What is the difference between first order difference and moving average? I am doing a time-series classification problem where I recently came accross the concepts;


*

*moving average

*first order difference


I know how to compute the aforementioned two types in time-series. However, what I am still not clear is the difference of these two outputs.
What are similarities and differences of moving average and first order difference?
I am happy to provide more details if needed.
 A: Suppose you have a set of time-series data values $x_1,...,x_n$.  For some value $k<n$ in the series, the corresponding moving average over $k$ periods up to time $t$ is:
$$\bar{x}_{t}^{(k)} = \frac{1}{k} \sum_{i=0}^{k-1} x_{t-i}.$$
As you change the last time period $t$ you move the average to be an average over different values (but always over $k$ consecutive values).  This means that you get a running sequence of moving averages $\bar{x}_{k}^{(k)}, ..., \bar{x}_{n}^{(k)}$ where each average is over $k$ consecutive values.  This "moving average" generally gives you a sense of how the series is changing, but in a "smoothed" fashion.

Now, first-order differences are a different thing to this.  The (backwards) first-order differences are the values:
$$\nabla x_t = x_t - x_{t-1}.$$
By taking the first-order differences at different time points you get a sequence of differences $\nabla x_2, ..., \nabla x_n$ that show how the time-series is changing each period.
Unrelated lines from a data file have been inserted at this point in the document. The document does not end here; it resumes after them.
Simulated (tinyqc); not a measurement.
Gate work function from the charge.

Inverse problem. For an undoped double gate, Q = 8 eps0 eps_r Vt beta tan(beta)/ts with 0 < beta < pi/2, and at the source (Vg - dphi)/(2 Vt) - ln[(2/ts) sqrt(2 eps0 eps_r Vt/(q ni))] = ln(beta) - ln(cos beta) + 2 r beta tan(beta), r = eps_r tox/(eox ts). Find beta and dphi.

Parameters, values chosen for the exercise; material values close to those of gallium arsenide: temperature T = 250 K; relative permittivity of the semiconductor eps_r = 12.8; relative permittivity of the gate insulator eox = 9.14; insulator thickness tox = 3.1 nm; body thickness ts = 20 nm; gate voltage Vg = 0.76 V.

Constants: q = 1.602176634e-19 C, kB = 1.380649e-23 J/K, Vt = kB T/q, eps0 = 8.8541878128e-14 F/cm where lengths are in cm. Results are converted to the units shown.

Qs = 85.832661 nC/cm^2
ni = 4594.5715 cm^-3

The moving average and the first-order difference are two different things, but it is useful to note that they can be interacted with each other in useful ways.  For example, if we take the first-order difference of the moving average, we get:
$$\begin{equation} \begin{aligned}
\nabla \bar{x}_{t}^{(k)} 
&= \bar{x}_{t,k} - \bar{x}_{t-1,k} \\[6pt]
&= \frac{1}{k} \sum_{i=0}^{k-1} x_{t-i} - \frac{1}{k} \sum_{i=0}^{k-1} x_{t-i-1} \\[6pt]
&= \frac{1}{k} \Bigg( \sum_{i=0}^{k-1} x_{t-i} - \sum_{i=1}^{k} x_{t-i} \Bigg) \\[6pt]
&= \frac{1}{k} ( x_{t} - x_{t-k} ) \\[6pt]
&= \frac{\nabla_k}{k} x_{t}. \\[6pt]
\end{aligned} \end{equation}$$
We can see that this is $1/k$ times the $k$-level difference of the series values (which is a useful demonstration of the fact that using the moving average causes the changes in the values to be "smoothed").
A: First I talk about first order difference
First order difference: To run  most time series regressions stationary is essential condition. If your data is not stationary then we use differencing.When we deduct present observation from it's lag it's called first order difference. To run whether MA or AR or ARMA you should first ensure stationary.
Moving Average: Moving average is used when your time series suffers from auto-correlation. It is basically a regression technique in which you regress the error term of the model with its lag. If you regress it with first lag we call it MA(1). If second we call MA(2) and so on.